4 of 4 people found the following review helpful:
5.0 out of 5 stars
Absorbing and Resonant Tales of Neighbors and Alienation,
By Jon J. Warren "jjnca" (LA, CA) - See all my reviews
This review is from: The Faith Healer of Olive Avenue (Paperback)
These ten superbly written stories are set within the homes of "Gold Street" and the Mexican-American neighborhood of Central California, a community that both embraces and shuns its cultural past and fellow residents. Grief, loss, alienation, abandonment and accidents haunt all of these stories and characters -- husbands leave wives and families, women fight with their neighbors or don't speak to them at all for years and years, young men struggle with their sexuality and only find their future within their pasts. The opening story, "Lindo y Querido," is a heartbreaking account of an immigrant maid, aged and isolated from her neighbors, who uncovers her teenaged son's secrets while cleaning his bedroom after his death from a motorcycle accident. Many of these stories deal with familiar gay themes in extraordinary ways. In "Bring Brang Brung," one of the collection's finest tales, a gay widower and a reluctant father, returns to the neighborhood with his young adopted son and finds an unexpected ally in his sister. In "Ida y Vuelta," a man returns home for a short visit when his father becomes ill, bringing along his new lover while staying with the man he left after a fifteen-year relationship. In "The Comeuppance of Lupe Rivera," a young gay man is drawn into to the glamour and tragedy of his scandalous neighbor. Munoz's prose is controlled and poignant and I seldom wanted to step away from any of these stories -- the author's characters' struggles resonate because these events could happen in any neighborhood. My favorite story, "Tell Him About Brother John," finds two men, friends from teens, reunited, with one man offering up a confession of his life, while the other choses to continue to keep his life secret.
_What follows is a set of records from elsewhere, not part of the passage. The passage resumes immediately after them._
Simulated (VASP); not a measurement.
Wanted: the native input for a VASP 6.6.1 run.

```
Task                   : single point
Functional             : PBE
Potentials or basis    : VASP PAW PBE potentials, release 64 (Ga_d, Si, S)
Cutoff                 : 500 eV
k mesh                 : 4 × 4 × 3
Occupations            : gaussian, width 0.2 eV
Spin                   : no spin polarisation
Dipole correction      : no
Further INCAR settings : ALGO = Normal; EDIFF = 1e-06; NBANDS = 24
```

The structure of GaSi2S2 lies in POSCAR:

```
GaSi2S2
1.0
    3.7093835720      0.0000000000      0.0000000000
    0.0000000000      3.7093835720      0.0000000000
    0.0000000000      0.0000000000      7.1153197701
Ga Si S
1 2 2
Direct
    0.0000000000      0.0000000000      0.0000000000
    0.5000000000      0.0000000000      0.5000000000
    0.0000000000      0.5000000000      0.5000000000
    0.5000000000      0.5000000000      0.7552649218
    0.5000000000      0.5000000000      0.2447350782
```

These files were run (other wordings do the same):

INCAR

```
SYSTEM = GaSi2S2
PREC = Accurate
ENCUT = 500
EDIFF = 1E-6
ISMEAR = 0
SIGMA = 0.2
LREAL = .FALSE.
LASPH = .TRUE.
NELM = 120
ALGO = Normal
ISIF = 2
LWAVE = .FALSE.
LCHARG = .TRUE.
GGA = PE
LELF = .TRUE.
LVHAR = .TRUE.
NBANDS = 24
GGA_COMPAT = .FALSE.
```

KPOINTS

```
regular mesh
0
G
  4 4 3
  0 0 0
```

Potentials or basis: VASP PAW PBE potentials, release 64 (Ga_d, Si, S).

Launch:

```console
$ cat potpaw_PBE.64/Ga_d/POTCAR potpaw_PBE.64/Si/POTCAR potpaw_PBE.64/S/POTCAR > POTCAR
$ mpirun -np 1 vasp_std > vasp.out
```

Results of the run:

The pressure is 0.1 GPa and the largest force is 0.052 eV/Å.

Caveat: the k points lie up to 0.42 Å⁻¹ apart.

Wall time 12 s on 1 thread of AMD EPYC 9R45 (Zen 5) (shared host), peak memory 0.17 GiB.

3 of 3 people found the following review helpful:
5.0 out of 5 stars
superb stories,
By reidmc (St. Paul. MN) - See all my reviews
This review is from: The Faith Healer of Olive Avenue (Paperback)
These stories are poignant and extremely well-written. They are brilliantly interrelated and sequenced to heighten emotional impact. I don't read quite enough to offer an authoritative opinion, but outside of acknowledged masters of the form (Cheever, Updike, Munro etc.) I can't recall a more consistent and satisfying collection.